Can Smart Grid Energy Infrastructure Increase Demand for Distributed Generation Solar?

As an entrepreneur int he solar industry, I’m very happy to report the frankly surprising growth figures.

2015 Solar Industry Fact Sheet courtesy of the Solar Energy Industries Association (SEIA)

2015 Solar Industry Fact Sheet courtesy of the Solar Energy Industries Association (SEIA)

It’s quite astonishing. In fact when an adviser of mine just recently retired from the solar installation firm he founded, he mentioned how the last installation project he was part of was larger than the capacity of the entire industry when he started the company in 1998.

All said and done however, solar still accounts for just over 2% of all energy capacity in the US, the World’s second largest CO2 equivalent emitting nation. While the battle on Capital Hill still mindbogglingly rages about the existence of Climate Change, many policy makers and research are still pushing for the best legislative options be it Carbon Taxes, a tradable performance standard, or investment tax credits.

My current research takes an additional perspective focusing on the potential benefits of a fully integrated Smart-Grid system. Unfortunately the economics of the energy and utility industry are nonetheless complicated than the technology behind it, but the highlights are not terribly difficult to comprehend. Electricity, much like many other commodities such as gold, oil, rare earths, etc. is subject to major market fluctuations when traded at the whole sale level. End consumers (i.e. rate payers) are never really made privy to these because we pay our electric bills based on something known as “load profiling”. This is what allows utility companies to display the electric supply rate as a constants $/kWh figure on your bill each month. In the whole sale market, spot pricing takes place where you have “real time” price fluctuations based on supply, demand, congestion, and a variety of other cost figures.

Under a Smart-Grid system, where all generation, transmission, and demand points (often referred to as nodes), have the ability to communicate with one another at the speed of light, the economic concept is that those spot prices will be able to translate into the retail prices that everyone would be then subject to as rate payers. The average person may be wondering “why would I want to change from a constant price model to one which fluctuates?” There are a number of efficiency reasons for this, but mostly because it allows consumers the ability to lower their overall energy costs as electric prices will more accurately reflect the real time costs of generating and transmitting it.

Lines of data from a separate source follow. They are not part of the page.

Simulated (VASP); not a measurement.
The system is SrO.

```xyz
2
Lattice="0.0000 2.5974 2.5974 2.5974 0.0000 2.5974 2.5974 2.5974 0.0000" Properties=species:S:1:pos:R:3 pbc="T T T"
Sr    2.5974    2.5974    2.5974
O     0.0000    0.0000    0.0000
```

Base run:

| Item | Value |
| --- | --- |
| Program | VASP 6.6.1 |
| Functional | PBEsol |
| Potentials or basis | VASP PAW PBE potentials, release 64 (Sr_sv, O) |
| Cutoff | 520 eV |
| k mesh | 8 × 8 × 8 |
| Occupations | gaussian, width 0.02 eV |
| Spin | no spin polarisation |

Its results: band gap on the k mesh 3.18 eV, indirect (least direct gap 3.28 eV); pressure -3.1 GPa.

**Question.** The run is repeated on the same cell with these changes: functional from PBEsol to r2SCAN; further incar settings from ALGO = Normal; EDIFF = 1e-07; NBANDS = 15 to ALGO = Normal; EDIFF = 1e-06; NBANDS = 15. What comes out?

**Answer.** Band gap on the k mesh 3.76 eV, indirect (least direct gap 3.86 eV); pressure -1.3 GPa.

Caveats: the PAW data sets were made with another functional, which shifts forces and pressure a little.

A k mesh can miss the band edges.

In my current research however, I am exploring the effects of a what a potential Smart-Grid could have on the solar market. The hypothesis being that all else being equal (i.e. maintaining a control of variables such as solar incentives), depending on what the spot price trends tend to look like during solar panel production hours, customers may actually reap a greater benefit out of a solar panel system than they would under a load profile system. Why is that? Well imagine if the typical spot price trends were that electric prices are low at night but high during the day.  Under load profiling, a customer would not notice this and pays the same rate regardless of what time of day, and so when their solar panel system is putting energy onto the grid, or saving you from drawing electricity off the grid, the effective savings are based on the load profiling electric rate. Under spot pricing, if electric costs where high during the day when your solar production is highest, you may in effect save more money since the energy you’re producing at that time is “worth more” i.e. has a higher price.

Thanks to multiple advisers and NYISO, I’m well on my way to researching this point and will be sure to make a post when more info is available.